Home  |    Azo  |   Writings   |

This is an expanded version of the article that originally appeared in the May/June 1998 issue of View Camera.

ON PRINTING
And why there in no such thing as a difficult negative to print

Michael A. Smith

In the best of all possible worlds, all exposures would be perfect—neither over nor under exposed, and all negatives would be developed for the right amount of time. All negatives would then print on a normal grade of paper, require a standard amount of exposure, and require no dodging or burning-in. Perhaps I don’t know the right people, but I have yet to meet a photographer who lives in that perfect world. Even those who have done seemingly interminable testing and refining of exposure and development techniques often have negatives that aren’t exactly right on and/or that require extensive dodging and burning-in. If you are one of those photographers that does live in that perfect world where all negatives are perfect, read no further; I have nothing to teach you. On the other hand, if you are like the rest of us who sometimes have negatives that have wonderful things in them but that are difficult-to-impossible to print, this article is written for you, with the hope that it will make your time in the darkroom less difficult and more productive.

Over the years, many photographers, some quite accomplished, have come to my studio in the country in eastern Pennsylvania to learn to make better prints. Most of these photographers can already print fairly well—in some cases very well, but nonetheless they want to see exactly how I make my prints and to learn how to make their prints not only better, but with less effort. Since relatively few photographers are able to come here to work with me personally, I am writing about my approach to printing in hopes that it will be helpful to a greater audience.

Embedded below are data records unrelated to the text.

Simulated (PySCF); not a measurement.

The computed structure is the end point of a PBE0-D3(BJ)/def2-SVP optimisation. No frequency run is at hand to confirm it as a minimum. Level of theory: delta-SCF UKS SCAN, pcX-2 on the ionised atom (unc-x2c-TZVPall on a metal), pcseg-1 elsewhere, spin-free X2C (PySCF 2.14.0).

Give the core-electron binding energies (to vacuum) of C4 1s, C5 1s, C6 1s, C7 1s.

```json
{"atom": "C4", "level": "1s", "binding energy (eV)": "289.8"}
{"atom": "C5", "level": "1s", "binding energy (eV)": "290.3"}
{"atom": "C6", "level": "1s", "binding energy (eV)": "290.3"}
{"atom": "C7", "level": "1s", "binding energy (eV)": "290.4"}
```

Although I only make contact prints on Azo and develop them in Amidol, and although some of the things I do while printing are specific to the materials I use, it will be easy for those who make enlargements to adapt my approach to their materials.

Outside of making perfect negatives every time, there are two main ways to insure that all of your negatives will be relatively easy to print. One is to use a metronome to time exposures. The other is to use the method I call "outflanking the print." Both are explained here in detail. A short discussion of my processing procedures for archival permanence concludes the article. Of course it should go without saying that the making of any fine print primarily involves the making of many aesthetic decisions, but a discussion of the basis for those decisions is for another time. This article only deals with a way of working once those decisions have been made.

On Metronomes—and why using one to time print exposures is absolutely essential:

Back in 1970 I was printing my first portfolio and trying to make twenty-five identical prints from each of twelve negatives. One print, even though it was a straight print that required no dodging or burning-in, would not print the same way twice in a row. Consistently, some prints were lighter and some were darker. At that time I was using a Gra Lab timer to control the exposure for my prints—a timer that shut the light off automatically. Since I had a voltage regulator connected to the light source, I couldn’t figure out what the problem was. At some point, I thought the only possible cause had to be that the timer was not shutting the light off at the same instant each time. I had previously read that Ansel Adams recommended using a metronome to time print exposures, but I had thought that the ticking would drive me nuts so I had never bothered to try one. But now, in my frustration with this print, on a Sunday night I drove 50 miles to a friend’s house, borrowed an electric metronome, drove home and went back into the darkroom.

I covered the print with a card, turned the light on, and then pulled the card away to begin the exposure. When the time was up I quickly placed the card between the light and the paper. To my relief, the prints started coming out exactly alike. Every print I have made since that night has been timed with a metronome. It was, however, not until I printed some seemingly difficult negatives, ones that required significant amounts dodging and burning-in, that the real value of using a metronome became apparent.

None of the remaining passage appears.